Data sent through sockets are *sometimes* inverted ?!!!

Discussion in 'Linux Networking' started by mast4as, Feb 17, 2012.

  1. mast4as

    mast4as Guest

    Hi everyone

    I have a simple client/server apps where the client send data (TCP/IP)
    in the form of square of pixels colors (3 floats) to the server. I can
    change the size of the square but by default, I started with something
    like 32x32 pixels. So overall that's packets of 32*32*3*8 (8 bytes per
    float) floats sent to the server. These packets are send to the server
    for an entire image which can be say 1024x1024 in resolution. For my
    testing I set the pixel color to always be 1 0 0.1.

    On the client side:
    * 1 write -> 4 integers to specify pos and size of the square in the
    frame
    * 1 write -> square dim^2 * 3 (RGB) * 8 bytes pixel color data

    On the server side I do 2 reads:
    * do a first read to find the dimension and position of the square in
    the frame with 1 read
    * read all the pixels for the current square (square size^2 * 3 (RGB)
    * 8 bytes) with 1 read

    It runs okay but occasionally the squares have wrong values. For a
    block of 32x32 pixels say the first 20 pixels have RGB values that are
    1 0 0.1 then the next 20 pixels have their RGB inverted say: 0 0.1 1
    then the rest of the pixels will be 0.1 0 1 say. This problem only
    happens when the square reach a certain size. When the square are 8x8
    or 16x16.

    So I was wondering if it is possible that when the packed of data sent
    is too big, that the order of the bytes changes when it's read by the
    server. Or is this not supposed to happen at all which would suggest a
    bug in the code (however I really checked that I was writing and
    reading the correct number of bytes so I find that strange).
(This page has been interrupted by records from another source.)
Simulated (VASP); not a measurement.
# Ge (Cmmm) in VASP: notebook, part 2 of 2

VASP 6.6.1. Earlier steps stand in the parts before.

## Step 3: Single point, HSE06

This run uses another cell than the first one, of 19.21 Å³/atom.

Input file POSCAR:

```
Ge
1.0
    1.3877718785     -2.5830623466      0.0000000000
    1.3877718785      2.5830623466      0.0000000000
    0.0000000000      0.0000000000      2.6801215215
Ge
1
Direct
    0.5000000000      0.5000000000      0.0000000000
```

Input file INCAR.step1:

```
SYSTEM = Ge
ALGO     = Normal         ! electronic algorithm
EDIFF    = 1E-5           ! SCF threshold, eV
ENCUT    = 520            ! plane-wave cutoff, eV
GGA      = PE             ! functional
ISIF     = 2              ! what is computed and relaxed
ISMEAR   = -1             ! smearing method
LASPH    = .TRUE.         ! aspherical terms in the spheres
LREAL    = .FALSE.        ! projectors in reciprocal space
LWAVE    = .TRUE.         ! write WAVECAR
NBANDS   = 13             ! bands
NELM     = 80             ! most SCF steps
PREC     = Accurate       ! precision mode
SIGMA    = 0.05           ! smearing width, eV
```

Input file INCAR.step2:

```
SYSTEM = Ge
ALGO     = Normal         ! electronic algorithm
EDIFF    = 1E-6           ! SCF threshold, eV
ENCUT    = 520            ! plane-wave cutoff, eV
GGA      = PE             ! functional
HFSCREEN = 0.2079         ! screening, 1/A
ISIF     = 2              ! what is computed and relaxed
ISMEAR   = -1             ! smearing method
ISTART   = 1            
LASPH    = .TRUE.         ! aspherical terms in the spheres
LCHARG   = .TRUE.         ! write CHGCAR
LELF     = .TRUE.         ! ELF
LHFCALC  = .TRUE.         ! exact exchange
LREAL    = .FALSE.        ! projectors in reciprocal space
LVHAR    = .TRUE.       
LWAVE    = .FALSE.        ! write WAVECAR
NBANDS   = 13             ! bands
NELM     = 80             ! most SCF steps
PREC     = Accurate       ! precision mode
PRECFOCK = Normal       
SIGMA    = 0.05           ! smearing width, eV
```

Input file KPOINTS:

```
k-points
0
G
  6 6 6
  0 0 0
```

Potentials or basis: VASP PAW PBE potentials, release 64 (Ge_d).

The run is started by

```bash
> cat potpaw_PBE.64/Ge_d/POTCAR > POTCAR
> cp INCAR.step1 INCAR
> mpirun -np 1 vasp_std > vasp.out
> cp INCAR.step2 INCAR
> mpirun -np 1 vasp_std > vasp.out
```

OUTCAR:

    If the write/read process doesn't guarantee that the bytes are not re-
    ordered, is that just happening after the data written and read go
    over a certain limit. Can I find this limit ? In other words is there
    a limit (number of bytes) under which it is certain that bytes won't
    be re-ordered. It seems that I can send the data in much smaller
    packets (by sending say 8 pixels at a time from a square of 64x64) but
    isn't that not very efficient ?

    Thanks a lot for your help

    -coralie
     
    mast4as, Feb 17, 2012
    #1
    1. Advertisements

  2. mast4as

    Chris Davies Guest

    I can't help but feel you're reinventing an image format and/or part
    of the VNC protocol.

    TCP guarantees ordered delivery. (Or no delivery at all.) So there will be
    nothing at the transport layer that changes the order of your bytes.

    Is your code going to be portable across multiple CPU
    architectures? (Might it need to be so? Consider mobile devices, for a
    start.) If so, you really need to be aware of things such as "network
    byte order".

    Chris
     
    Chris Davies, Feb 17, 2012
    #2
    1. Advertisements

  3. TCP does not reorder bytes.
    Without seeing your code it's impossible to tell what's going wrong, but
    a very common error is to assume that write() sends everything you ask
    in one go or that each read() corresponds exactly to one write().
     
    Richard Kettlewell, Feb 17, 2012
    #3
  4. mast4as

    Jorgen Grahn Guest

    TCP only deals with series of octets/bytes. The rest is up to your
    application to handle. If you're thinking of it as "sending three
    floats", your approach is wrong. If you cannot describe the protocol
    in terms of octets, your approach is wrong.

    [snip]

    I didn't read the rest carefully, but I think this may be the core of
    your problem.

    /Jorgen
     
    Jorgen Grahn, Feb 17, 2012
    #4
  5. mast4as

    Joe Pfeiffer Guest

    And, a particular way this can cause a bug in your code: when you
    write() some number n bytes and then attempt to read() n bytes, there is
    no guarantee you will actually get all n bytes in a single read() -- you
    may well need to make several read() calls to get all the bytes, using
    something like

    for (count = 0; count < n; count += num)
    num = read(fd, buf+count, n-count);
    if (num < 0) {
    // some sort of error-handling code
    }
    }

    (untested off-the-top-of-my-head code but you get the idea)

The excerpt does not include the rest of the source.